* At least three firms shut in Libyan output
* Gas pipeline and oil export terminals disrupted
* Concern other big producers could suffer supply outages
* For a 24-hour technical outlook on oil: http://graphics.thomsonreuters.com/WT/20112302083814.jpg
* Coming Up: January U.S. existing home sales data
(Updates prices, analyst comments, IEA comments)
By Francis Kan
SINGAPORE, Feb 23 (Reuters) - U.S. crude futures climbed to
a 2-1/2-year peak on Wednesday on concern that unrest in Libya
could spread to other top oil producers in the region and cut
more output.
Violent clashes in Libya have resulted in at least three oil
companies halting output in Africa's third-largest producer,
which pumps 1.6 million barrels per day (bpd), or nearly 2
percent of global supply.
The disruptions mark the first reduction in oil supply
stemming from a wave of protests that have swept through the
oil-producing Middle East and North Africa. Investors fear for
the potential impact on the flow of oil from top exporter Saudi
Arabia if it suffers similar unrest.
U.S. crude rose as high as $96.08 a barrel, the
highest level since October 2008. By 0709 GMT, the April
contract had trimmed gains to trade at $95.72, up 30 cents on
the day.
Brent crude rose 84 cents to $106.62 a barrel. On
Monday, Brent hit a 2-1/2-year high of $108.70.
"Even if Libya completely shuts down, there isn't a supply
issue. But the (U.S. crude) could go to $100, given the
potential for this contagion to spread to Saudi Arabia," said
Jonathan Barratt, managing director of Commodity Broking
Services in Sydney.
To date, protests in Saudi have been low key. But majority
Shi'ites in neighbouring Bahrain are protesting against the
Sunni-led government and there is concern this could spill over
to the Shi'ite minority living in Saudi Arabia's oil-producing
eastern province.
"The importance of Bahrain is perhaps being underplayed
currently. While not a major oil producer, Bahrain's impact on
the oil market reverberates through its importance in Saudi
Arabia," said Barclays Capital analysts Helima Croft and Amrita
Sen in a research note.
Natural gas supplies have also felt the impact of Libya's
unrest, as a pipeline carrying Libyan gas to Italy has been
closed. Libyan leader Muammar Gaddafi has refused to step aside
despite the growing revolt and threatened tougher action against
protesters in a defiant speech on Tuesday.
International Energy Agency (IEA) executive director Nobuo
Tanaka said that sustained oil prices over $100 per barrel for
the rest of the year could tip the global economy back into a
repeat of the 2008 economic crisis.
"We are very much concerned about the situation, it's a risk
to the stable supply of oil," Tanaka told Reuters at the
International Energy Forum in Riyadh on Tuesday.

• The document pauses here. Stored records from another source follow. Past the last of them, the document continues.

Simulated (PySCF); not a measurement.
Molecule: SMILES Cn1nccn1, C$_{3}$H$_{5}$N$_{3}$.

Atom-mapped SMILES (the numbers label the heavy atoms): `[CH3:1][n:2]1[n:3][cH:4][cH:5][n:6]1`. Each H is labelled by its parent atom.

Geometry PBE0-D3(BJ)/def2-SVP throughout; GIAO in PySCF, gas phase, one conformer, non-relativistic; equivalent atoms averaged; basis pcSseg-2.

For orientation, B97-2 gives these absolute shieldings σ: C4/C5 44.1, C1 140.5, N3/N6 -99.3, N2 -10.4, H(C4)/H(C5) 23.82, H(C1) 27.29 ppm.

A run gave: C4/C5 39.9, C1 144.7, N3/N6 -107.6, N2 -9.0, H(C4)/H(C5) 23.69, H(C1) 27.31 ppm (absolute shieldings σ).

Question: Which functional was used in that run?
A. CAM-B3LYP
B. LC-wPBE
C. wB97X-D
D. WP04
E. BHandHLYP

Brent crude has risen around 12.5 percent so far this year.
U.S. crude is up just under 5 percent on the year, but is over
$50 below its 2008 high of $147.27.
"Given the speed at which events are unfolding, we do not
rule out a further spike of $20/bbl or beyond in the coming
weeks if the unrest disrupts output," ANZ commodities analysts
Serene Lim and Mark Pervan wrote in report on Wednesday.
Brent oil could revisit its Monday's high of $108.70 a
barrel, while U.S. crude could head to $97.33 a barrel within 24
hours, according to Reuters market analyst Wang Tao.
NO MORE CRUDE FROM SAUDI
Top exporter Saudi Arabia on Tuesday stopped short of
pumping more oil to calm markets, telling visiting consumer
nations prices were driven by fear.
The kingdom could ramp up its oil production enough within
one month to replace all of Libya's crude exports if growing
strife in the African nation cuts off its oil shipments, a
senior U.S. government energy official said on Tuesday.
Saudi Arabia supplies around 10 percent of the world's oil,
but also holds most of the world's spare capacity. It is the
only producer able to respond quickly with large volumes of oil
to compensate for a serious supply outage.
IEA member states would consider releasing oil from their
emergency stocks if supplies were disrupted as a result of
continuing turmoil in the Middle East, the agency's chief
economist Fatih Birol said on Tuesday.
The IEA is adviser to 28 industrialised nations on energy
policy.
A rise in Japanese crude oil stocks and an expected increase
in U.S. inventories could also ease supply concerns, analysts
said.
(Editing by Simon Webb)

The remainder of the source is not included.